An ocean inside Pluto would have implications for many frozen moons and dwarf planets, not to mention exoplanets where conditions at the surface are, like Pluto, inimical to life as we know it. But while a Plutonian ocean has received considerable study (see, for example, Francis Nimmo’s work as discussed in Pluto: Sputnik Planitia Gives Credence to Possible Ocean), working out the mechanisms for liquid ocean survival over these timeframes and conditions has proven challenging. A new paper now suggests a possible path.
Shunichi Kamata of Hokkaido University led the research, which includes contributions from the Tokyo Institute of Technology, Tokushima University, Osaka University, Kobe University, and the University of California, Santa Cruz. At play are computer simulations, reported in Nature Geosciences, that offer evidence for the potential role of gas hydrates (gas clathrates) in keeping a subsurface ocean from freezing. At the center of the work, as in so much recently written about Pluto, is the ellipsoidal basin that is now known as Sputnik Planitia.
Image: The bright “heart” on Pluto is located near the equator. Its left half is a big basin dubbed Sputnik Planitia. Credit: Figures created using images by NASA/Johns Hopkins University Applied Physics Laboratory/Southwest Research Institute.
Gas hydrates are crystalline solids, formed of gas trapped within molecular water ‘cages’. The ‘host’ molecule is water, the ‘guest’ molecule a gas or a liquid. The lattice-like frame would collapse into a conventional ice crystal structure without the support of the trapped molecules.
What is illuminated by the team’s computer simulations is that such hydrates are highly viscous and offer low thermal conductivity. They could serve, in other words, as efficient insulation for an ocean beneath the ice. The location and topography of Sputnik Planitia lead the researchers to believe that if a subsurface ocean exists, the ice shell in this area is thin. Uneven on its inner surface, the shell could thus cover liquid water kept viable by the insulating gas hydrates.

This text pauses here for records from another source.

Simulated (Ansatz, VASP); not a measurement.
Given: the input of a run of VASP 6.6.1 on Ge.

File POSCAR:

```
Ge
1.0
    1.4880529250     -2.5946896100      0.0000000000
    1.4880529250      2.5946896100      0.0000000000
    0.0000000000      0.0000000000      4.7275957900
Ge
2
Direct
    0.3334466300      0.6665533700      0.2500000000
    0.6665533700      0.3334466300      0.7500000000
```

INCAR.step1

We wind up with a concept for Pluto’s interior that looks like the image below.
Image: The proposed interior structure of Pluto. A thin clathrate (gas) hydrate layer works as a thermal insulator between the subsurface ocean and the ice shell, keeping the ocean from freezing. Credit: Kamata S. et al., “Pluto’s ocean is capped and insulated by gas hydrates.” Nature Geosciences, May 20, 2019 (full citation below).
Methane is implicated as the most likely gas to serve within this insulating lattice, a provocative theory because of what we know about Pluto’s atmosphere, which is poor in methane but rich in nitrogen. What exactly is happening to support this composition? From the paper:
CO2 clathrate hydrates at the seafloor could have acted as a thermostat to prevent heat transfer from the core to the ocean. Primordial CO2, however, may have been converted into CH4 through hydrothermal reactions within early Pluto under the presence of Fe–Ni metals. As CH4 and CO predominantly occupy clathrate hydrates, the components that degassed into the surface–atmosphere system would be rich in other species, such as N2.
We arrive at an atmosphere laden with nitrogen but low in methane. This notion of a thin gas hydrate layer as a ‘cap’ on a subsurface ocean is one that could serve as a generic mechanism to preserve subsurface oceans in large, icy moons and KBOs. “This could mean there are more oceans in the universe than previously thought, making the existence of extraterrestrial life more plausible,” adds Kamata.
The authors point out that freezing of the ocean, causing the ice shell to thicken, would cause the radius and surface area of Pluto to increase, producing faults on the surface. New Horizons was able to observe these, and recent studies have shown that the fault pattern supports the global expansion of the dwarf planet. Thus we have a scenario consistent with a global ocean, perhaps one that is still partly liquid. Analyzing surface changes would offer constraints on the thickness of any potential layers of clathrates that could firm up the liquid water hypothesis.
The paper is Kamata et al., “Pluto’s ocean is capped and insulated by gas hydrates,” Nature Geosciences May 20, 2019 (abstract).